The legal drinking age in Massachusetts and around the United States is 21. That means if you supply alcohol to individuals under the age of 21, you could face misdemeanor charges.
Massachusetts has the Social Host Law, which states knowingly providing alcohol to people under the age of 21 who are not your children is a punishable offense. There is an exception to this law stating parents and legal guardians can provide alcohol to a minor under their own roofs. That means parents could allow their underage children to have a sip of champagne or wine and would not face criminal charges. However, providing alcohol to anyone else will result in serious consequences.
Punishments for such an offense
College students hosting parties where people will consume alcohol need to be certain they do not allow anyone younger than 21 to drink any. Upon a conviction, the person can face penalties of a fine up to $2,000 and jail time up to one year. It is also possible for the individual who furnished the alcohol to face a civil suit. For example, if a college student supplied alcohol to a minor, and that minor ended up crashing his car into someone else’s property, then the person who supplied the alcohol would hold some liability for the damage.
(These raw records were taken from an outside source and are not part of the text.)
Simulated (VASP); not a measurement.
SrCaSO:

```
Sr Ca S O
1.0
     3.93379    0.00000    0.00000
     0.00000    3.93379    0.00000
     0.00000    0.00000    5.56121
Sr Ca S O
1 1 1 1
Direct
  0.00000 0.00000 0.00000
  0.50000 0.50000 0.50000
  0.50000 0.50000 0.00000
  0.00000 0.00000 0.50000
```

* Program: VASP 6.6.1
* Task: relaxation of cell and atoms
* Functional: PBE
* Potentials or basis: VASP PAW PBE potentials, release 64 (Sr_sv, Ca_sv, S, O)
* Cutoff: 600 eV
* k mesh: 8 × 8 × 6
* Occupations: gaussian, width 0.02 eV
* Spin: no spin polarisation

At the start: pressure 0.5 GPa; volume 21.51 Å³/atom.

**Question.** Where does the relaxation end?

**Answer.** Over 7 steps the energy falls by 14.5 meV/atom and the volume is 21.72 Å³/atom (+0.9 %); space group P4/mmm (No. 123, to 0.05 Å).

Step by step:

Defenses for these charges
Under Massachusetts law, a DA needs to prove the person knowingly and intended to serve alcohol to minors. There are a variety of unique circumstances by which the person facing conviction could implement. For example, a college student or parent may supply alcohol to an individual with a fake ID. As a result, that person did not knowingly serve alcohol to a minor.
Additionally, the owner of the premises may have been completely unaware alcohol was present in the home. Parents could have left for the weekend, and the underage children went out to purchase alcohol on their own. It is up to the DA to prove beyond a reasonable doubt the person intentionally supplied alcohol to minors.